Savills News

Average median rents for 3-bedroom units in Districts 1 (Boat Quay/Marina/Raffles Place), 4 (Harbourfront/Telok Blangah) and 2 (Chinatown/Tanjong Pagar) highest at S$9,225, S$8,200 and S$8,000 per month respectively

Overall average median rents in all market segments expected to stay sideways in 2025

Savills Research shared that the top three highest average** median rents for 3-bedroom*** units were in Districts 1 (Boat Quay/Marina/Raffles Place), 4 (Harbourfront/Telok Blangah) and 2 (Chinatown/Tanjong Pagar). The top two have retained their positions, whilst District 2 (Chinatown/Tanjong Pagar) has jumped one place to third position.

Rents in these districts, except for District 4 (Harbourfront/Telok Blangah), increased from the last quarter. In Q1/2025, rents in Districts 1 (Boat Quay/Marina/Raffles Place) and 2 (Chinatown/Tanjong Pagar) increased by 8.5% to S$9,225 and 14.3% to S$8,000 respectively. Rents in District 4 (Harbourfront/Telok Blangah) dropped marginally by 0.6% to S$8,200 per month.

In Q1/2025, rents for 1-to-5-bedroom units increased across all market segments. They rose 1.3% in the Core Central Region (CCR), 1.4% for the Rest of Central Region (RCR) and 1.5% in the Outside Central Region (OCR).

The increase was higher for 1-to-3-bedroom units (the more popular rental types) across these three markets this quarter. Rents in the CCR increased 2.2%, and for the RCR and OCR submarkets, they went up by 0.1% and 0.2% respectively. Quarter-on-quarter (QoQ), the average increase for 1-to-3 bedrooms was 0.7% in Q1/2025, against 0.6% in Q4/2024.

Compared to the last quarter, the rental market for non-landed private residential properties is showing more convincing signs of stabilising. On a year-on-year (YoY) basis however, rents are still down 1.3% and 6.9% for the 1- and 5-bedroom types respectively. For 1-to-3-bedroom units, they ranged between -1.1% to +1.2% YoY.

George Tan, Managing Director, Livethere Residential, Savills Singapore says, “Leasing activities remained resilient with tenant interest continuing at a consistent pace, which reflects demand but increasingly becoming selective. The private residential leasing market is characterised by a delicate balance between price-focused cautious demand and tighter supply from fewer new completions while landlords resist downward pressure due to higher operating costs. Although rents have eased from the peak, the market shows signs of stabilisation, with prices expected to hold steady for the rest of the year.”
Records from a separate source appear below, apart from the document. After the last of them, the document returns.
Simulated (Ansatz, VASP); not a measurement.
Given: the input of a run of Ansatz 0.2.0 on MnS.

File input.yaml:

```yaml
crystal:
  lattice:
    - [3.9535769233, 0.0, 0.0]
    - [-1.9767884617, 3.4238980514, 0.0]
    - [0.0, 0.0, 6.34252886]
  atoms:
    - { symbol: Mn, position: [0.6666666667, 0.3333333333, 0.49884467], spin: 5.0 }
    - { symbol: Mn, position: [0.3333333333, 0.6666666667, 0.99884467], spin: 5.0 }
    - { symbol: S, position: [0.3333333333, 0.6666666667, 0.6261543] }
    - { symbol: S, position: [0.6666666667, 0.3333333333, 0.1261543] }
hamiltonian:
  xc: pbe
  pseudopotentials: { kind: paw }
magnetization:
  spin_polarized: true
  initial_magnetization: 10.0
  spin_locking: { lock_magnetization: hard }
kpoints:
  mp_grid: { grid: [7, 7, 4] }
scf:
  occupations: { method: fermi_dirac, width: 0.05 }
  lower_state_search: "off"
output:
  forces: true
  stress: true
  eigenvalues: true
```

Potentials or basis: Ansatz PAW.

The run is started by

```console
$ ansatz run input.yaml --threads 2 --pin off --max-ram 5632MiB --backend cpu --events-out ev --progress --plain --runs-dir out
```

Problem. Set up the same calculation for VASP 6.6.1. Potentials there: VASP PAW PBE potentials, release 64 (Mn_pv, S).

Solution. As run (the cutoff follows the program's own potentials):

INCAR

Alan Cheong, Executive Director, Research & Consultancy, Savills Singapore comments, “The current economic uncertainty means that corporate inaction would reign supreme, and this is expected to lead to a deferment on decisions for expansion plans in the region. This, in turn, will likely lead to a slowdown in the hiring of Employment Pass personnel.

With higher property taxes and inflationary pressures driving up conservancy charges, landlords have another reason not to give in to low ball rental offers. However, any sharp rental increase is unlikely this year. At a more granular level, we may see a more fragmented rental trajectory for the rest of the year with some districts, especially those 1-to-3-bedroom types in the CCR and RCR gaining ground whilst higher rental quantum unit types lagging in performance.

Overall, for 2025, rents are expected to stay sideways.”